Seamus Ruddy's family have 'mixed emotions' after human remains find
The family of the Disappeared victim, Seamus Ruddy, have expressed mixed emotions after human remains were found during a new search for him in France.
Mr Ruddy, 33, was murdered and secretly buried in 1985 by the Irish National Liberation Army (INLA).
On Saturday, investigators found human remains near Rouen, although formal identification has yet to take place.
His sister, Anne Morgan, has thanked the team and the French authorities for facilitating the search.
Speaking from France, Mrs Morgan said her family was "delighted" by the discovery, but would now await the formal identification process.
"We just want to take Seamus home and give him a Christian burial with his parents, Molly and John."
She added that they were conscious that there are three other families of Disappeared victims who have yet to find their loved ones.

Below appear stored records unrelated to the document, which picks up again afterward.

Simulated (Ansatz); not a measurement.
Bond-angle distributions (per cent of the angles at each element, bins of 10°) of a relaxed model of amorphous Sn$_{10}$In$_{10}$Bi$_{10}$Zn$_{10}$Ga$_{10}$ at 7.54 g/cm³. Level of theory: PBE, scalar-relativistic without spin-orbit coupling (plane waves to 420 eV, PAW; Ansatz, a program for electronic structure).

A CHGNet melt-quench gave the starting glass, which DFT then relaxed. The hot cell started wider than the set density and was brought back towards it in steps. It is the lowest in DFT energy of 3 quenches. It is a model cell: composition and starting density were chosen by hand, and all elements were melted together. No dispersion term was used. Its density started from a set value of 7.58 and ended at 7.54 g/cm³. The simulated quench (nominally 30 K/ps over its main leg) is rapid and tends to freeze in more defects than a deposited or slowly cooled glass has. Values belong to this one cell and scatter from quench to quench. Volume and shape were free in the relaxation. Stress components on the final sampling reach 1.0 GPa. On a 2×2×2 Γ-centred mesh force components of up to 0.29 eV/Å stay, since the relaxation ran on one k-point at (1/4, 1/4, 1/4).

Chief investigator, Jon Hill, said Mrs Morgan was both upset and pleased when she was told.
She was the only member of the family to travel to the search site in France, and was on her way home when the news broke on Saturday morning.
Mr Hill said she has now been able to extend her stay in France, but has not yet been permitted to visit the scene of the discovery in Foret Domaniale, as recovery work is ongoing.
Other members of the family were at home in Newry, County Down, when the discovery was confirmed.
Mr Ruddy's brother, Terry, said: "When I got the news this morning I could have danced and cried - and I did cry.
"I didn't quite dance, but it was a hugely emotional moment."
Mr Ruddy was working as an English teacher in Paris when he went missing.
He was one of 16 people known as the Disappeared who were murdered and secretly buried by republicans during Northern Ireland's Troubles.
The INLA admitted responsibility for the killing 10 years after Mr Ruddy's death.
On Saturday, his siblings spoke to Irish broadcaster RTÉ as they gathered at their parents' grave in Newry.
Their missing brother's name was included on the gravestone some years ago - at their mother's request before her death.
Mr Ruddy's sister, Gertie, said she always believed his body would be found.
"I had a gut feeling this time," she said.
This latest search began in France on Tuesday after new information was passed to the Independent Commission for the Location of Victims Remains (ICLVR).
The organisation was set up after the 1998 Good Friday Agreement, in a bid to relieve the torment of families who did not know what had become of their loved ones.
The new information it received was passed on by the Irish Republican Socialist Party (IRSP) - a political group linked to the INLA.
Sources in the IRSP claim that before his death, Mr Ruddy went willingly with INLA members from Paris to the wooded area, where there was a weapons dump.
What happened among the group is not clear but Mr Ruddy was shot dead and secretly buried.
Standing in the Newry graveyard, another of his brothers, Kieran, indicated that the family had long accepted that he was dead.
"My mother went as far as to have his name inscribed on the headstone you see behind us," he said.
"That was her wish - that he would be remembered whether we found him or not."